"Let all the house of Israel therefore know for certain that God has made him both Lord and Christ, this Jesus whom you crucified." (Acts 2:36)
With these words Peter brings to conclusion the first Christian sermon.
And he drops a bomb: "You killed God."
But the thing is, the people Peter is preaching to probably did not kill Jesus, at least not literally. Jesus had died nearly two months earlier. Perhaps there were some of the priests hanging around and listening to Peter. We are told, however, that there are 3000 baptized that day. Most of those people had nothing to do with the death of Jesus.
Except that they did. The crowds gathered to hear Peter preach in their own native tongues were the cause of Jesus' death, not because they drove in the nails, but because they were enemies of God.
They were sinners. It was their fault.
You see, we cannot have one without the other. We cannot receive from the hand of God forgiveness, life, and salvation, grace and every blessing, without first admitting that we are responsible for the death of Christ.
Those of us who are Gentiles must especially remember this. It is easy to blame "the Jews" for the death of Jesus. But salvation is through the Jews.
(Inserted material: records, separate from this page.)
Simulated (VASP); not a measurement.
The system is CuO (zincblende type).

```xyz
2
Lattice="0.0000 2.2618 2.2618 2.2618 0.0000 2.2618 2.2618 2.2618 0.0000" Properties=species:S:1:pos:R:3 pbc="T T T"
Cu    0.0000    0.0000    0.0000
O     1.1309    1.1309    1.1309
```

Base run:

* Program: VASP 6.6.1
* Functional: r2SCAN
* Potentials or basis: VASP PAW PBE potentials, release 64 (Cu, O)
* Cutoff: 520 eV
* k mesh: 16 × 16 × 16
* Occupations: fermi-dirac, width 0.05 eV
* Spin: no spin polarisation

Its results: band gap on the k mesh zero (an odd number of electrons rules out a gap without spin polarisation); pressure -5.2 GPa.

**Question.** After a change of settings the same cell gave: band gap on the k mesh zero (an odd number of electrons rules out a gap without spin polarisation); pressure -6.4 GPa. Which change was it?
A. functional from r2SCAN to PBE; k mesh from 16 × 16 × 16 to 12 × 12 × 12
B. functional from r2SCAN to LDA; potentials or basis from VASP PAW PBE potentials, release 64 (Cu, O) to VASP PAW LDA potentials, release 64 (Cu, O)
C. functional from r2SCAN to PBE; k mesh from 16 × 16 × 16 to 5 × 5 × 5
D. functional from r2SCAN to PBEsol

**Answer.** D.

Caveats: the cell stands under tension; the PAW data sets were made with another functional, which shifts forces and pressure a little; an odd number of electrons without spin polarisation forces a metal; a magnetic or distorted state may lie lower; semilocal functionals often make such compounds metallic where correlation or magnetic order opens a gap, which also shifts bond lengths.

This means that if we want the salvation that Peter proclaims to the Jews in Acts 2:38-39 we must first enter through the door of their collective guilt. We must first admit that we too are responsible for the death of Jesus.
This Jesus whom I crucified.
This Jesus dies, rises, ascends, lives, for me.
This Jesus whom you crucified.
This Jesus dies, rises, ascends, lives, for you.
You cannot have one without the other.